Avon Products Inc., (IW 1000/124), which split off its North American operations earlier this month, plans to eliminate about 2,500 jobs and shift its headquarters to the U.K. in a cost-cutting move.
The shake-up will generate one-time expenses of about $60 million in the first quarter from severance and other costs, the New York-based cosmetics company said on March 14.
Avon expects to generate savings of as much as $70 million from the cuts by 2017.
The move follows Avon’s separation of its North American business on March 1, when Cerberus Capital Management LP acquired majority control of the division. The split left Avon with a focus overseas, where door-to-door cosmetics sales are more popular. Relocating its headquarters to the U.K. is part of an effort to reduce corporate infrastructure, said Avon, which already has “significant” commercial operations in the country.
“The actions we are taking today will bring our corporate and commercial businesses closer together, which will drive efficiencies, improve operational effectiveness and deliver significant cost savings,” said CEO Sheri McCoy.
Moving its corporate offices offshore would complete a transition begun when Avon announced plans in December to break off its North American division. That business became a privately held entity this month, with Avon maintaining a 20% stake. As part of the deal, Cerberus invested $435 million in Avon and $170 million in the newly created North American company.
Though Avon is no longer targeting U.S. customers, the move overseas could generate political fodder during an election year. Johnson Controls Inc. has drawn flak for its deal to acquire Tyco International Inc. and shift its headquarters to Ireland. Candidates also have criticized Mondelez International Inc. for sending some Oreo production to Mexico.
Avon was founded in New York 130 years ago by David McConnell, a traveling book salesman who offered beauty products as a perk to female customers. The company flourished during an era when door-to-door sales were common, but that channel has waned, especially in the U.S.
Avon posted four straight years of declining sales and red ink, prompting it to pursue the Cerberus deal. The idea was to shed the troubled North American operations and concentrate on geographies with more potential.
“With the recent completion of the sale of the North American business, our commercial operations are now fully outside of the United States, allowing us to dramatically rethink our operating model,” McCoy said.
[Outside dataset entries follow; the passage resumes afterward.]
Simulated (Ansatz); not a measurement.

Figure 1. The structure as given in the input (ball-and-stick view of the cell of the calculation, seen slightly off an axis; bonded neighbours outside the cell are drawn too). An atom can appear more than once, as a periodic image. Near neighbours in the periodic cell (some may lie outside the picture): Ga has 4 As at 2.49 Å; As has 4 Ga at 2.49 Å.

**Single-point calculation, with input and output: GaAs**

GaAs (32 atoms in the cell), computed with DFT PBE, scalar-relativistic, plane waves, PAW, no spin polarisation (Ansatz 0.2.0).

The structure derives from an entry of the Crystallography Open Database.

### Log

A group of activist investors, led by Barington Capital Group and including NuOrion Partners AG, welcomed Monday’s announcement while saying there is “still much more that needs to be done.” The group, which owns more than 3 percent of Avon, went public with its criticisms in December.
“We are pleased that Avon is following our recommendation to reduce excess costs and corporate overhead,” Barington CEO James A. Mitarotonda said in a statement. “We also continue to believe that Avon needs to add new independent directors that can help improve long-term value and ensure that shareholder interests are protected.”